The Day I Became a Presents Writer – At the Age of Eleven, by Kate Walker
I’ve been telling this story in a few places across the internet – but it’s worth mentioning just once more because it’s so relevant to my latest book. In fact, if you take a look inside The Return of the Stranger you’ll see that it’s dedicated to along ago junior school teacher of mine, Mr Grogan – who first told me that story of Wuthering Heights.
When I was eleven, I was at a very small junior school that was in an old building, where the wiring wasn”t very reliable. The was in West Yorkshire where the weather was often wild, and storms could break over the hills with great drama and force. One day there was a huge thunderstorm, great flashes of lightning, and the lights in the whole building fused. We were sitting in darkness, with a lot of the girls getting scared and screaming when the thunder roared and the lightning flashed. (Not me – I have always loved storms and still do.)
To distract us from getting worried and while waiting for the electricity to be restored, the teacher — Mr Grogan — told us to sit quietly and he would tell us a story. The story he told was about a man who returned home to his farm, high on the Yorkshire moors, bringing with him an orphan gipsy boy he has found in the streets of Liverpool . The farmer already had a son and daughter, Hindley and Catherine — and the gypsy boy”s name was of course Heathcliff. This story was the beginning of the classic romantic novel — Wuthering Heights.
I never got to hear the end of the story that day because the lights came back on before my teacher had got past the point where Heathcliff leaves the farm, to go and make his fortune. I never learned what happened when he came back — because it was obvious that he did come back — and I always wanted to know. But of course most of the story of Heathcliff”s revenge was probably not suitable for young children. But the story stayed with me and I wanted to know so much about it. It was some years later that I found a book on my mother”s bookshelf and, opening it, saw the names I remembered so well. I started to read — and didn”t put it down until I had finished. It was an amazing story – but it never had the happy ending that I had hoped for. And of course as I grew older I saw Heathcliff’s behaviour in a much less romantic light, but the impact of that first telling of the story stayed with me.

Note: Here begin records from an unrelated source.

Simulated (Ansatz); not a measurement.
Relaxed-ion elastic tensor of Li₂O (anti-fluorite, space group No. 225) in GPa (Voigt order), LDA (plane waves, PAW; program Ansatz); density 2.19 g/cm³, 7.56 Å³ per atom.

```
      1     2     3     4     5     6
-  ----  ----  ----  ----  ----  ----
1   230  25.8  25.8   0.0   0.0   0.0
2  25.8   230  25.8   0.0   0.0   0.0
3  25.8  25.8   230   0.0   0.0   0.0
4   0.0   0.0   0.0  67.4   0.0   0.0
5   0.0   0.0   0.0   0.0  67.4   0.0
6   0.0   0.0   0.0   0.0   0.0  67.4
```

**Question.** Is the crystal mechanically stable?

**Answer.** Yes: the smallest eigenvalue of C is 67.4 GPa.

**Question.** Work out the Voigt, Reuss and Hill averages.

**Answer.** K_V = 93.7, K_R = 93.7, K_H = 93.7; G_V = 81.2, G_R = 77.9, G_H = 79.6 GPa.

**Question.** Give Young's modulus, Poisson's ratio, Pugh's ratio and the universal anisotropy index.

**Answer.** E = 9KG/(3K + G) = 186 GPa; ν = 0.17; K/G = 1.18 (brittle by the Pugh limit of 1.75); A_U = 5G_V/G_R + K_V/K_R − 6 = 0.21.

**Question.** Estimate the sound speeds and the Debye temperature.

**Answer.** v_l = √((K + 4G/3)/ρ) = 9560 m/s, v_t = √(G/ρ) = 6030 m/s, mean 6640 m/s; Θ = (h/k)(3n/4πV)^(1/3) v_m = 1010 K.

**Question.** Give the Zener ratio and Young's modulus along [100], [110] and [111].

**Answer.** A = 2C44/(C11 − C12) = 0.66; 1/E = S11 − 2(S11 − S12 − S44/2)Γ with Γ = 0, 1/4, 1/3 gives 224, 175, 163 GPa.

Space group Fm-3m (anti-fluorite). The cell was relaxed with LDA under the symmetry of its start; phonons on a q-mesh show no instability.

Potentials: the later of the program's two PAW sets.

And that stormy day, as well as a lifelong fascination with the Bronte sisters and the isolated village of Haworth where they lived – just a few miles down the road from where I grew up — something else was started in my imagination, in the part of my brain that would one day make me a romance writer when I grew up. I fell in love – but I fell in love with a very particular sort of man. I fell head over heels for the dark, brooding hero – the sort of man I call the ambiguous hero. A man who, depending on the circumstances, the situation he’s found in , can be either the hero or the villain of a story. Quite often, as with Heathcliff, he’s the outsider too – the man who is on the outside looking in — but the man you know will one day come back and claim what is his, and then his enemies had better look out. And ever since then, all my favourite heroes have had this darker, brooding edge. It’s why (sorry Jane Austen fans!) the only Jane book I have ever really enjoyed is Pride and Prejudice and even then Darcy doesn’t have quite that dark and brooding edge I really want. Edward Rochester perhaps – and then I moved on to Devil’s Cub (Georgette Heyer) and Mary Stewart’s heroes in The Moon-Spinners or My Brother Michael. They are books I can read again and again. There’s also Dorothy Dunnett’s Francis Crawford of Lymond in – OK, so he’s not physically dark but emotionally he is – and very definitely brooding, difficult – ambiguous.
So that day – way back in time! – my image of a hero was formed and I’ve stayed with him ever since. I was thrilled when I read some early Mills & Boon romances when I was at school and found just the sort of hero I was looking for – and then I rediscovered them when I picked up a Classic M&B by Anne Mather – Witchstone – and I was hooked all over again.
So when editorial suggested a special mini series where Presents Authors took the themes of classics of romantic fiction – Amy’s already mentioned The Powerful and The Pure earlier– I was thrilled to be asked to take part in it. Specially when I learned that the book they wanted me to work on was my own favourite — Wuthering Heights. I”ve had an amazing time looking back at this great book and honouring it by using it as the inspiration for my own Presents version of this amazing story. I”ve had to make changes of course – Wuthering Heights isn”t really a love story. It”s a story about passion and possession and power – so while all those other books in the series had happy endings already set, I had to create one for my characters. I also had to take wild, wilful Cathy and dark, dangerous Heathcliff and give them the happy ever after ending that Emily Bronte”s story never had.
I found it a challenge – but I loved doing it. I created the story I had always hoped for all those years ago. I didn”t copy or steal from Wuthering Heights, just used the basic themes that are in the book and created a romance that stands on its own. You don”t have to have read Wuthering Heights to enjoy The Return of The Stranger – you can read it entirely on its own and enjoy it.
Last week I was back in Haworth village, talking to The Bronte Society about writing The Return of The Stranger. I met a lot of people there who had never been able to get the story of Wuthering Heights out of their minds too – and I was thrilled to find that so many of them felt that way about Return of The Stranger, too. They loved this modernised, Presents version. And I’m thrilled to find that there, in the library, in the Bronte Parsonage Museum, they now have a copy of The Return of The Stranger – the UK edition with that amazing cover. And he’s a dark, brooding hero if ever there was one. So my book is no in the permanent collection, right next to the room in which Emily Bronte wrote Wuthering Heights! For a writer in love with the dark, brooding hero – it doesn’t get better than that! (I picked up some souvenirs of my visit and I’m going to be running a contest to win them this weekend on my blog – you might want to join in.)
So what about you? Who was the very first fictional hero that you fell in love with – and did he shape your ideas of what a hero is for the rest of your reading life?